Why does harmonic oscillation propagate better? I read that EM radiation can propagate forever only if it follows the harmonic pattern.
If that is true, can you explain why? Why doesn't a different oscillation propagate forever? What happens: is damped, by what? What happens to the energy, is it dispersed in empty space?
Can you also specify which wave is closer to harmonic oscillation among the known ones: produced by the Sun/light bulb/ oscillating circuit/quartz/ laser/ LED etc. ?
 A: There is a serious interpretation difference with what the quote was supposed to convey, and what you understood.

EM radiation can propagate forever only if it follows the harmonic pattern.

The statement is probably referring to the so-called Bandwidth Theorem (see e.g. H. J. Pain, Physics of Vibrations and Waves, Chapter 5), according to which the angular frequency bandwidth of any wave-pulse $\Delta \omega$ and its duration $\Delta t$ are related to another as:
$$\Delta \omega \cdot \Delta t \approx 2 \pi$$
or in terms of linear frequency bandwidth $\Delta \nu$, as:
$$\Delta \nu \cdot \Delta t \approx 1$$
(Similarly, for the spatial part of the wave, the spatial angular frequency spread $\Delta k$ and the spatial extension $\Delta x$ are related to one another as $\Delta k \cdot \Delta x \approx 2 \pi $).
Thus, if we have a wave which has no frequency spread and has a single $\omega$ and $k$, i.e. a pure harmonic wave, of the form $A \cos (\omega t - k x + \phi_0)$, then the duration of the pulse, from the above inequality, would be infinite $(i.e. \Delta \omega = 0 \Rightarrow \Delta t \rightarrow \infty)$. Thus, the wave would last (or propagate) forever.
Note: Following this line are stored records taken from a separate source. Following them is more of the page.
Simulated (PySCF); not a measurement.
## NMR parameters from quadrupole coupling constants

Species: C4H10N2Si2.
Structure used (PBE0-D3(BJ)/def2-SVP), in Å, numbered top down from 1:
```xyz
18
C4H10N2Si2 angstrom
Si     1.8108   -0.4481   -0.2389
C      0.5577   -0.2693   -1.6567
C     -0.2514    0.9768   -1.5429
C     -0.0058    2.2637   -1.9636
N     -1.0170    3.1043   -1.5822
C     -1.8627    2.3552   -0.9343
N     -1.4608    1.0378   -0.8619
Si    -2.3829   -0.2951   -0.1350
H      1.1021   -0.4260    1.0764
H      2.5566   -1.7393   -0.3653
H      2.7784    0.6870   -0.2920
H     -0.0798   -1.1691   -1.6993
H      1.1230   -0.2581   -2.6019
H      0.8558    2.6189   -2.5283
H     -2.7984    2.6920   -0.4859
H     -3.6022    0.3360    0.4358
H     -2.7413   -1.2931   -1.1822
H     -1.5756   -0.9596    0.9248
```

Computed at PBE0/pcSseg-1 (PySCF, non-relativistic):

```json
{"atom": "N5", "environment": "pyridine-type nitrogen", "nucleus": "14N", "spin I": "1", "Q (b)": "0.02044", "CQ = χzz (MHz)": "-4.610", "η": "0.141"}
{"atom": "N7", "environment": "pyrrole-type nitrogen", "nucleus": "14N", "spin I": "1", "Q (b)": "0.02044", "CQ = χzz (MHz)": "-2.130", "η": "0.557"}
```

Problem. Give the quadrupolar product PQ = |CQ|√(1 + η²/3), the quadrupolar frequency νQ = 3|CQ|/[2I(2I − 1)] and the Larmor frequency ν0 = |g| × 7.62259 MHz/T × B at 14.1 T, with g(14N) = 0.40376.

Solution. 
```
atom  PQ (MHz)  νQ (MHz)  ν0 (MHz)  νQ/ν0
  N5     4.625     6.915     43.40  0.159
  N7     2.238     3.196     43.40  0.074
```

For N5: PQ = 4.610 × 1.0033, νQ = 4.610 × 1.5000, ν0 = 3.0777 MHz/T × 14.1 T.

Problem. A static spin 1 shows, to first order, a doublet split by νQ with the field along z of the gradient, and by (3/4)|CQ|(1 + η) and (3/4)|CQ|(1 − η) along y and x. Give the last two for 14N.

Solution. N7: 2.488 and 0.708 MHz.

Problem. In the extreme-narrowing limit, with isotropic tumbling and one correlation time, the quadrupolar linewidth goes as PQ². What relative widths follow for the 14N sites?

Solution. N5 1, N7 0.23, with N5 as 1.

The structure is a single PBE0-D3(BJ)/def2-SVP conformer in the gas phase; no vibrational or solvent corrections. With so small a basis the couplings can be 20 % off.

However, the logically prior question is - Why is the bandwidth theorem at all relevant here? 
(This caters to all but one of your remaining questions:


Why doesn't a different oscillation propagate forever?)

and 

Can you also specify which wave is closer to harmonic oscillation among the known ones: produced by the Sun/light bulb/ oscillating circuit/quartz/ laser/ LED etc.


Actually neither of these real sources emits the kind of idealized harmonic waves one encounters in the textbook, i.e. having the form $A \cos(\omega t - kx)$. In reality you only have discrete wavepulses, each of a finite time-duration, a large number of these put together make up the apparently-continuous stream of light emitted from these real sources. But a very important mathematical artifact which is relevant to this context is - these real wave-pulses of finite duration can be constructed from our textbook-idealized-harmonic waves, which individually would've gone on forever. Formally, this is implemented via Fourier Series and Fourier Transform, wherein one basically superposes a very large number of such ideal waves to construct a real wave-pulse. 
A simpler version, or rather a prototype problem, which illustrates some aspects of the underlying Physics, is that of superposition of a large number ($N$) of oscillations having progressively increasing frequencies (but having the same amplitudes). (cf. H. J. Pain, aforementioned section.) When we analyze the result, one observes that due to unequal frequencies, the component waves gradually develop individual phase difference, and hence start undergoing destructive interference, effectively cancelling each other out. Thus, after a certain duration $\Delta t$, all the component waves have developed sufficient phase differences, such that the resultant has zero amplitude. This time can be roughly interpreted as the approximate "duration" of the pulse. 
Thus, the essence of the bandwidth theorem is that: larger the frequency bandwidth of the superposed waves, ($\Rightarrow$ the sooner the waves would go out of phase), the shorter is the duration of the pulse. This is why single frequency waves (zero bandwidth), last forever.